Through an analysis of this relationship, between Federalism and Indigenous Affairs the essay will argue that the current phase of federalism, described as Rudds collaborative cooperative federalism, combined with a maturing approach to Indigenous Affairs, if maintained, could see significant benefits to Indigenous Australians. The Constitution designed to protect rights In designing the constitution, the framers drew on the constitutional arrangements of both Britain and the United States (Saunders 2002: 85).

They adopted the principles and institutions of responsible government but rejected a comprehensive Bill of Rights. Some features of Australias federation include a high degree of autonomy for the government institutions of the Commonwealth and the States, a division of power, and a judicial authority to determine whether either level of government had exceeded its powers (Fenna 2007: 176) Supporters of the this federal system argue that this division of power provides greater security for individual freedoms and liberty (Fenna 2007: 178).

The intent to protect the rights of citizens unfortunately did not extend to the First Peoples of Australia. Aboriginal and Torres Strait Islander people are the First Peoples of Australia and have special rights arising from that status. To this end the writer supports Farleys (2003) observation that the relationship between indigenous and non-indigenous Australians deserves special attention. The Constitution, Federation and Indigenous rights an overview At the time of European settlement Australia was deemed to be terra nullius.
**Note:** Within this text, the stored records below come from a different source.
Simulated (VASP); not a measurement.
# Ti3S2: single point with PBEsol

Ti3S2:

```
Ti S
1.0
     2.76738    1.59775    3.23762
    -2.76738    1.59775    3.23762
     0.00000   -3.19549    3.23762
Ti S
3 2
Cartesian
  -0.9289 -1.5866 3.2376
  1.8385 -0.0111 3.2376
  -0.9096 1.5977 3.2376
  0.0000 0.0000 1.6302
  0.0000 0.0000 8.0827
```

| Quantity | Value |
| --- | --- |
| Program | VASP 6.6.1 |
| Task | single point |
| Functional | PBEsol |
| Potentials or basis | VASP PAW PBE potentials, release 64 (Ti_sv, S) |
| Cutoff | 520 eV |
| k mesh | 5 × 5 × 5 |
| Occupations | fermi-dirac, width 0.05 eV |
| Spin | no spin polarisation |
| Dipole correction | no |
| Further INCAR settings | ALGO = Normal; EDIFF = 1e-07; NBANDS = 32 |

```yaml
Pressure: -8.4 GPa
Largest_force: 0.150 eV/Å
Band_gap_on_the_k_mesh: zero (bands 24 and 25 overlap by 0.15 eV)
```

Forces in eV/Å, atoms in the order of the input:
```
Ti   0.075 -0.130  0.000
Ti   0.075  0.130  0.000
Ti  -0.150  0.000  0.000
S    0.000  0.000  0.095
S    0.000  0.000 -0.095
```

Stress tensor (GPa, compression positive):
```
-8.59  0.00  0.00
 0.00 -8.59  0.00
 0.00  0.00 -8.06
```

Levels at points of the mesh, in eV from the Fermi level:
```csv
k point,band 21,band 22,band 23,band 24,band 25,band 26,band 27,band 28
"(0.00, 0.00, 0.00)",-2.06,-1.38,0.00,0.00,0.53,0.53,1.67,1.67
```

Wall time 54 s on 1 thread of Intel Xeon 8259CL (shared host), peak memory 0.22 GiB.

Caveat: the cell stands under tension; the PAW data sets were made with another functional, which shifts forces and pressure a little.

The Indigenous legal system was ignored and with it Indigenous interest in land (Saunders 2002: 87). More than one hundred years later, at the time of federation, the Indigenous people were expressly excluded from Commonwealth power. Social Darwinism was in full flight and Indigenous Australians were considered inferior people who were doomed to extinction (Federation Story 2001). Their interests and welfare remained entirely with the States. The State Constitutions contained little, if anything to protect them. Indigenous people were left in a political no-mans land.

The exclusion of Indigenous Australian rights would set the scene for continued disadvantage. As a result, throughout most of the 20th century Indigenous Australians were treated very badly. Until relatively recently there was no recognition of their law and little of their culture. Many groups lost their languages and except for the far north, they were they had lost their land too. They suffered extreme social and economic disadvantage. They were politically powerless to remedy their own situation. (Saunders 2002: 87) The Commonwealth and Indigenous Affairs 1901-1949.

The relationship between the Commonwealth and the States over the first 25 year period could be described as coordinated federalism, where the Commonwealth and State governments were each co-ordinate and independent in their respective spheres. The States relationship with Indigenous Australians was largely based on a Protection and Control Policy which dominated during the period from the 1880s to 19030. The Commonwealth had little influence over these policies, but played a secondary role through legislation which limited access to citizenship and welfare rights.

Indigenous people were largely excluded during this period. During the next quarter of the 20th century, a cooperative federalism was pursued. This approach is illustrated by the Financial Agreement in 1927 which saw cooperation between the Prime Minister and the State Premiers during the 1930s in formulating budgetary and economic policies in response to the Great Depression. During this period Bleakleys report on the Aboriginals and Half-Castes of Central Australia and North Australia (Dow & Gardiner-Garden 2011: 4) was released with recommendations for improved living conditions.

In response the Commonwealth convened a meeting of groups interested in Aboriginal welfare to at which many of the delegates argued for increased Commonwealth involvement in Aboriginal Affairs but this was rejected (Dow & Gardiner-Garden, 2011; 5). Later in April 1937 the Conference of Commonwealth and State Aboriginal Authorities was held to exchange ideas on the administration of Aboriginal Affairs. At this conference the assimilation policy was sanctioned. This policy intended to advance and protect welfare but quickly became one which further alienated Indigenous people.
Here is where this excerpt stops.